Senate leaders announced their proposal in response to widespread and lengthy power outages following the remnants of Hurricane Irene in late August and the October snow storm.
"We know folks in Connecticut want not only accountability, but energy security," Senate President Pro Tem Donald Williams said at a news conference.
Power was out for as long as 11 days in late October and early November, inconveniencing hundreds of thousands of utility customers and forcing businesses to shut.
The legislation would require the state Public Utilities Regulatory Authority to develop utility performance standards during emergencies, storms and natural disasters. Standards would address planning, hazard mitigation, staffing and equipment.
PURA would establish penalties that are yet to be determined.
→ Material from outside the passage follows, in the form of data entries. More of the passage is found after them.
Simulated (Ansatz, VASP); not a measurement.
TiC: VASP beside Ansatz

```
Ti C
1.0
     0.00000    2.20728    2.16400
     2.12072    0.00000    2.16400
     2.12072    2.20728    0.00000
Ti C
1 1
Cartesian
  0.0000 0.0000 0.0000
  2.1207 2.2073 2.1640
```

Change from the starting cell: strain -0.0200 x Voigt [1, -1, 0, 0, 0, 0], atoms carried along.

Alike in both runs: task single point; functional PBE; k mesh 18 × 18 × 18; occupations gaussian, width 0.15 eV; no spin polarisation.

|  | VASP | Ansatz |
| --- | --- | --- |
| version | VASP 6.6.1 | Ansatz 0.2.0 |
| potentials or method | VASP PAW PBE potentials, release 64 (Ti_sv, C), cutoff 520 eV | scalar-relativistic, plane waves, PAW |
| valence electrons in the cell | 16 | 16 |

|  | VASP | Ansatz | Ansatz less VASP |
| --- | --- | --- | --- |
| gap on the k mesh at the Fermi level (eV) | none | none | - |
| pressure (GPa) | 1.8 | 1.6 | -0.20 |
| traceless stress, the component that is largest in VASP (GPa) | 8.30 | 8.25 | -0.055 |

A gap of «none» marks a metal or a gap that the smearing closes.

Mitch Gross, spokesman for Connecticut Light & Power, said the state's largest utility, which serves more than 1.2 million customers, looks forward to working with the state on legislation. He said CL&P has met with regional councils of government about how to improve service, assigned town liaisons to all 149 communities CL&P serves and proposed more tree-trimming and several projects to improve wires, poles and other equipment to withstand future storms.
Michael West, a spokesman for United Illuminating, said the utility, which serves 325,000 customers, is concerned the legislation will treat it exactly the same as CL&P even though power was restored a week or more sooner for its customers than for CL&P's customers.
"We fared pretty well in both events," he said.
Gov. Dannel P. Malloy proposes adding $2 million for tree-trimming, spending $500,000 on emergency training and $5 million in bond funds for a pilot program to encourage the development of a micro-electric grid.
Senate Democrats would increase that to $300 million in bonds and other funding over 10 years for 150 sites where microgrids would operate, keeping police stations, gas stations, nursing homes and other key facilities operating during emergencies. Some of the money could be returned in the form of electricity generated by the microgrids and sold to a utility.
Microgrids are small-scale versions of electricity systems that generate, distribute and regulate the flow of electricity to consumers. They are smaller networks of local grids, and supporters say they would help avoid the risk of widespread blackouts from storm-related causes or terrorists seeking to disable the power system.
It also places power production closer to the users, improving efficiency of delivery.
Legislation proposed by Senate Democrats also would require utilities to review and revise mutual aid compacts and contracts with major contractors. A report issued after the storm said CL&P failed to put enough repair crews in place before the storm.
Senate Democrats also want more tree-trimming, with particular attention to hazardous trees that could topple in a storm and take down power lines. Sen. John Fonfara, co-chairman of the Energy and Technology Committee, said trees accounted for most of the problems causing the outages.
"We have to focus on that. It might not be the most exciting topic but it's at the heart of the problem," he said.